Pepperdine sets the example for innovation. Recently, President Andrew K. Benton’s brainchild, Waves of Innovation, was adapted into a detailed outline for other universities to follow, if interested in adopting a similar program.
After working closely with Benton and Vice Provost of Research and Strategic Initiatives Lee Kats, the TIAA-CREF Institute released its report, titled “Waves of Innovation: Creativity and Community at Pepperdine University.”

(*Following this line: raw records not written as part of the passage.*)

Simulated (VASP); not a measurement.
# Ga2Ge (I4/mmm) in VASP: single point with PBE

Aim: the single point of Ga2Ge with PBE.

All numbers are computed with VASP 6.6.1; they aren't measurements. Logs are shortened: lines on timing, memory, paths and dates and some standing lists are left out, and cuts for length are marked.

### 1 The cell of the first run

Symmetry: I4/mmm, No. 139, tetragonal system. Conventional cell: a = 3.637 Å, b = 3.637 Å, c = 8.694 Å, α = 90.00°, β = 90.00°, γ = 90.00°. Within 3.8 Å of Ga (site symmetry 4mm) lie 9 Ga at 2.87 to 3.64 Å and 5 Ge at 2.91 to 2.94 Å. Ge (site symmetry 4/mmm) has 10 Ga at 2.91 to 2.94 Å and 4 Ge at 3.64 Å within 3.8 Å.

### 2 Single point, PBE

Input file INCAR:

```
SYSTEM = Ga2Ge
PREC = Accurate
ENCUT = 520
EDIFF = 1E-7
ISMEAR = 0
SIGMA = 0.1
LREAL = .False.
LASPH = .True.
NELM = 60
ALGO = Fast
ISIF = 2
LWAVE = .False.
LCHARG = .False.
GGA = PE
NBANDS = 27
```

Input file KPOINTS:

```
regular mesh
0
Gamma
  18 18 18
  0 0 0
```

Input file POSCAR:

“This is basically just the story of a single academic institution seeking community engagement and looking for ways to get faculty, staff and students … to talk about ways in which we can enhance teaching and learning,” Benton said, thumbing through the report. “To talk about ways we can foster scholarly, creative activity, to create new revenue opportunities.”
TIAA-CREF is a financial services company that primarily caters to colleges, universities, nonprofit organizations and the employees of those organizations, according to Anne Ollen, the senior director of the TIAA-CREF Institute.
TIAA-CREF is also a Fortune 100 company that serves 4.8 million individuals and currently has $834 billion in assets under management, according to their website.
The TIAA-CREF Institute, which actually published the report, is a think-tank within its parent company, Ollen said.
“Our mission is to build and share knowledge not directly about TIAA-CREF products and services, but more about the issues of critical concern to those who lead or work at the institutions served by TIAA-CREF,” Ollen said.
The Institute first became interested in the Waves of Innovation program after Ollen met Kats at a conference in New York. When asked about something exciting happening at Pepperdine, Kats told her about the program, Ollen said.
“I followed up with him because one of the institute’s goals is to help leaders at colleges and universities across the country increase their organizational effectiveness,” Ollen said. “And I thought that by using Pepperdine’s success with their own program as a case study … we could inform and help other leaders introduce similar programs, or at least be inspired by the creativity and success of the program.”
Derek Stoutland, one of the winners of Waves of Innovation, said the program changed his Pepperdine experience and ultimately the course of his career. Stoutland’s winning idea was for a financial literacy program. That program will be offered as an upper-division general education course starting spring 2016.
The first-year Graziadio student said he thought making the Waves of Innovation program available to and adoptable by other institutions would only be to their benefit.
“I think it’s an amazing opportunity for schools to let creativity flow,” Stoutland said. “There [are] no boundaries.”
A copy of the report is available on the TIAA-CREF Institute website at tiaa-crefinstitute.org/public/institute. There is also a transcript of an interview with Kats conducted by Campus Technology about Waves of Innovation available at campustechnology.com.
Benton said when Kats approached him with the idea of working with TIAA-CREF on the creation of the report, he agreed immediately and they began the collaboration.
“I really think of [Kats] as doing the heavy lifting,” Benton said. “But we both worked on writing this report and editing it into something that sounds like a little bit of both of us.”
When asked about the creation of the report, Kats gave credit for the bulk of the work to his collaborator.
“Frankly it was a pretty long process,” Kats said. “It wasn’t the kind of thing the president and I whipped up over a weekend.”
When told about Kats’ modesty, laughing, Benton said, “Well, we’re good friends and we work together well.”
The majority of the work drafting the report was done by Kats and Benton. Eventually it was submitted to the TIAA-CREF Institute for an internal review. The institute responded with comments and decided on the layout, Ollen said.
Benton said the idea for Waves of Innovation itself came about two years ago. He said that he woke up one day and decided it was time for Pepperdine to make a shift towards being a university that takes “calculated risks.”
“It’s time to invest in Pepperdine,” he said. “But let’s not just throw money at the community. Let’s let the community engage, let the community vote. So that started Waves of Innovation.”
Speaking about the ideas and programs that have come out of Waves of Innovation, ideas that Benton said could ultimately streamline the organization and strengthen Pepperdine’s brand, he said, “Ordinarily that stuff is done by deans and provosts and presidents. But why not ask students about that?”
Kats explored what other universities were doing, but found nothing that resembled what he and Benton were trying to accomplish. That’s when they said they decided to create a committee, and together they created the program, essentially from scratch, Kats said.
“President Benton was really proud of Pepperdine’s historical entrepreneurial spirit and was looking for a way that, programmatically, we could recapture it,” he said.